Aardman hits the crossbar with a prehistoric footballing caper that has a big heart but a bit less than the usual genius
After bringing us a cheerily egg-headed Charles Darwin in ‘The Pirates! In an Adventure with Scientists’, Aardman heads to the other end of the evolutionary scale for a caveman-imation with a football subplot. Like ‘Escape to Victory’ with mammoths, the result is a sometimes jarring collision of underdog sports movie and prehistoric adventure, but one that still offers all of Aardman’s usual charm, daft jokes and glorious craft.
In the spirit of its central sport, it’s very much an animation of two halves. The first opens with the extinction of the dinosaurs and subsequent invention of football by prehistoric man (don’t ask), before skipping forward a few millennia to introduce its loveable band of dimbulb cavemen. Its heroes are Dug (voiced by Eddie Redmayne), a doggedly optimistic teenager, and his puppyish pig sidekick Hognob (grunted by Nick Park), but time is taken to give shape to the rest of the band too. Timothy Spall, in particular, has a ball as jaded village elder Bognar. ‘I’m old,’ he sighs. ‘I’m nearly 30.’
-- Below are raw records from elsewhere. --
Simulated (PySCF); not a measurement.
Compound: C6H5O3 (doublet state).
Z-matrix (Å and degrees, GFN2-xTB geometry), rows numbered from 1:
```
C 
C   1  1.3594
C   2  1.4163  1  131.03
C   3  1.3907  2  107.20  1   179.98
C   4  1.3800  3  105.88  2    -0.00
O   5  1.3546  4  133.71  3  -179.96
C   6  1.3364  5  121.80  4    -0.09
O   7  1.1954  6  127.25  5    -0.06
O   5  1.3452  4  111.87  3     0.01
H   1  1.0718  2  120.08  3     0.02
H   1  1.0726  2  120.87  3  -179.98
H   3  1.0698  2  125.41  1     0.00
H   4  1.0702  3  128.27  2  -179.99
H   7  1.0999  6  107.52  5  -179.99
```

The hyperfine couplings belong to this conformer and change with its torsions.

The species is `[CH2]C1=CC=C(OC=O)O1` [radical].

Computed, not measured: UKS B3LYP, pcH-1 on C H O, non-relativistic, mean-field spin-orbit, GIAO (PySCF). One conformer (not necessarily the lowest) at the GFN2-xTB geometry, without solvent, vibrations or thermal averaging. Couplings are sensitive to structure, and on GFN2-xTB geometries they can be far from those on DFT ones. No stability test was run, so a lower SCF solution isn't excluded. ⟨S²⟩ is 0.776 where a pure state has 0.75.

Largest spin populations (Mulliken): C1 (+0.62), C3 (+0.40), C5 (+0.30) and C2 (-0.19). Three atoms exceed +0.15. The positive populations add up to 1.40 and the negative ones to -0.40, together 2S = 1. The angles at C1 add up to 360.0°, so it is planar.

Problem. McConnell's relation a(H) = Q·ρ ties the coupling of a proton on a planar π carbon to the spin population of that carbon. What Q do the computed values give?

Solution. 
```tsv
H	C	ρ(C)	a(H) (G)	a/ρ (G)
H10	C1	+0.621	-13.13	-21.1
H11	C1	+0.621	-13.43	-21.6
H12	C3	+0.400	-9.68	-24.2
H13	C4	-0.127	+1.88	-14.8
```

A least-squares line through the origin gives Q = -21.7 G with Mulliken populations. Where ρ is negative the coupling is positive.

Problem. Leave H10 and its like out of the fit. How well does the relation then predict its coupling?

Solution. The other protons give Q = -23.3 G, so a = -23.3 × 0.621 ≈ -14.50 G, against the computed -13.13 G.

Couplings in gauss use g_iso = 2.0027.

Other joys include a sight gag involving a huge prehistoric duck, a hint that director Nick Park might have also added Gary Larson to his rich and offbeat pool of inspirations. The handmade backdrops, meanwhile, are astonishingly realised. When a sudden attack on the cavemen’s valley shifts the action to the city of their Bronze Age conquerors (led by Tom Hiddleston’s avaricious overlord, Lord Nooth), Dug and Hognob find a Tolkienesque metropolis replete with gleaming detail and winningly corny puns (look out for a ‘carbon dating’ matchmaking service and the ‘Jurassic Pork’ food stall). The spirit of Ray Harryhausen – the richest of those inspirations – lives on in every frame.
The verve levels dip in the second half, though. The zingers dry up as Dug and co. train to take on Nooth’s formidable Real Bronzio team in a winner-takes-all football match. Spunky turncoat Goona (Maisie Williams) joins the team in time for training montages and motivational speeches. But Park struggles to subvert sports-movie clichés as hilariously as ‘The Curse of the Were-Rabbit’ played with horror tropes. It seems a strange thing to say about a film featuring a giant man-eating mallard, but a bit more eccentricity wouldn’t have gone amiss.